ABC Learning requested a trading halt on its shares four days ago, as a deadline loomed for its latest financial results.

Bear in mind the company had already flagged that it would have to declare a pre-tax loss of $437 million – information that triggered a further slump in the share price.

That has now fallen from last year’s high of $8.80 to just 57 cents at the latest trading halt.

No doubt investors can expect more soothing rhetoric from the multi-millionaire founder and CEO Eddy Groves, but there are many who are no longer listening.

The rise and rise of enigmatic founder, known to many market analysts as ‘Fast Eddy’ for the speed of his speech, now seems somewhat souffle-esque, as bank lenders, government, prominent Australian investors and thousands of small shareholders awake to the painful reality they may have been taken for one of the biggest rides in Australian corporate history.

Deborah Brennan, a professor at the University of NSW Social Policy Research Centre, says ABC Learning could be one of the most spectacular public policy disasters seen in recent time.

“[It] is something that could become a case study, I think, in many business schools and public policy schools around the world,” she said.

IMF Australia’s John Walker says his company was approached by shareholders involved in ABC Learning, and was asked to look at whether or not there were potential breaches of the Corporations Act.
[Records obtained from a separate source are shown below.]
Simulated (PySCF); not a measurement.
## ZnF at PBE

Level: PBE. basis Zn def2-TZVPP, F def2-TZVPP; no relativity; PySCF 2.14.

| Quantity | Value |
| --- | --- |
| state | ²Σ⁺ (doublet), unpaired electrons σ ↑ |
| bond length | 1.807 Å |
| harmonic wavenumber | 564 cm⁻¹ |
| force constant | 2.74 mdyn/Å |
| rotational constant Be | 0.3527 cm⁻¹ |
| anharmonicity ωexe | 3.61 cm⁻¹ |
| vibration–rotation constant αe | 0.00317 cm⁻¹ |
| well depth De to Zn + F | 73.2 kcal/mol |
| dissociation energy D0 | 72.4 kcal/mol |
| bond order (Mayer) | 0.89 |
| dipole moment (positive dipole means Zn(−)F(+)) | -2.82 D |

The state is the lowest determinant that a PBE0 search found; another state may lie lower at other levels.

He found that the company never really made money over the last four years.

Mr Groves managed to attract finance to spawn an empire of 1,136 ABC child care centres across Australia, 2,000 across the globe, and in so doing, mislead the market, the nation and the world as to the company’s financial viability.

“I didn’t buy it five years ago, I didn’t buy it three years ago, I didn’t buy it last year and I wouldn’t buy it today,” Clime Capital’s Roger Montgomery said.

‘Fast Eddy’, the man

Mr Groves is a gambler with a high-rolling history in casinos from the Gold Coast to Las Vegas.

But his ballooning child care corporation, established in partnership with his wife Le Neve, from whom he separated, gambled mainly with other people’s money – and lots of it.

Behind the facade was a massive real estate play, but on the surface a listed child care service, which attracted a total of $3.5 billion in bank securities, investors’ money, and heavy federal government subsidies.

It was the equivalent of $1 million a day in child care rebates. All of which were then filtered through a labyrinth of private companies closely related to Mr Groves himself.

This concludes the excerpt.